The Persian embassy to Europe (1599–1602) was dispatched by the Persian Shah Abbas I in 1599 to obtain an alliance against the Ottoman Empire. The Persians had then been at war with the Ottoman Empire for more than a century, and so decided to try to obtain European help against the Ottomans. Besides the territorial antagonism of the Ottoman and Persian realms, there was also strong religious antagonism, as the Persians proclaimed Shiism against the Ottoman Empire's Sunnism. The objective of the mission was to establish a European–Persian alliance against the Ottoman Turks. These Persian efforts at rapprochement with Europe followed the Persian defeat against the Ottoman Empire in the Ottoman–Safavid War (1578–1590).

The embassy was composed of one ambassador, Hossein Ali Beg, and four secretaries (First Secretary Uruch Beg, son of Sultan Ali Beg; the nephew of the ambassador 'Ali Quli Beg; and two others) and led by the English adventurer Sir Anthony Sherley. Sherley had sailed in from Venice in May 1599 with 25 other Englishmen, and had found favour with King Abbas I. Various contacts had already taken place between the Persians and Europe, as with the embassy of Anthony Jenkinson from Queen Elizabeth I in 1562.

The plan was to visit eight European courts, with one additional Special Envoy who would stay as the Persian ambassador at the court of Russian Emperor Boris Godunov. The embassy effectively met with three German potentates, and the Italian and Spanish courts, but initial plans to meet with the courts of France, England, Scotland and Poland were abandoned on the way.
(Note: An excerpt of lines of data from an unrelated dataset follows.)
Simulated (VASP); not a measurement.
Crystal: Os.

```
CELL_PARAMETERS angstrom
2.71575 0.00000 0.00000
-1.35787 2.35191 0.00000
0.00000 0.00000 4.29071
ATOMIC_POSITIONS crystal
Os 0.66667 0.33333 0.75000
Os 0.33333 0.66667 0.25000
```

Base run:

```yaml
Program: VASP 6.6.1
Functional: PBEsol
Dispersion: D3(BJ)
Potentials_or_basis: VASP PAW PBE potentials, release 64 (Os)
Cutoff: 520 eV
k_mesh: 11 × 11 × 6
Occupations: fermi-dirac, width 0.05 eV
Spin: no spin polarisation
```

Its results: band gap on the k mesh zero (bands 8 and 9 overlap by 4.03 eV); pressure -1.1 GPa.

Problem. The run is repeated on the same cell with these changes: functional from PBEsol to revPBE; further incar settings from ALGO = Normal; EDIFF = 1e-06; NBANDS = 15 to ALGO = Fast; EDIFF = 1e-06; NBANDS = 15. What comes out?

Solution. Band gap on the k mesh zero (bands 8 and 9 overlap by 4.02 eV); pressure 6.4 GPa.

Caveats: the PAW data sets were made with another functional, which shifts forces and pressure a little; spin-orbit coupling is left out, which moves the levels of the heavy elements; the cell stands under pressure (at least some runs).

The embassy left in July 1599 for Astrakhan. They reached Moscow in November 1599. After a long voyage, they reached Prague in Bohemia in the autumn of 1600, where they met with emperor Rudolf II and were sumptuously received over the winter. In Spring 1601 they set for Munich, where they met with William II, the former Duke of Bavaria. They then went to Italy, where they were received by Vincenzo Gonzaga in Mantua. The embassy failed to meet the Doge of Venice, as he declined an interview on the ground that he was meeting an ambassador from the Ottoman Empire. The final portion of their mission took them to Spain, where they met with king Philip III, and obtained seaborne transportation from Portugal to the Strait of Hormuz and Persia. In a final incident however, one of the members of the embassy, a religious mullah, was stabbed to death by a Spaniard in Mérida. After discussions to obtain redress, the embassy set sail for Persia from Lisbon in early 1602.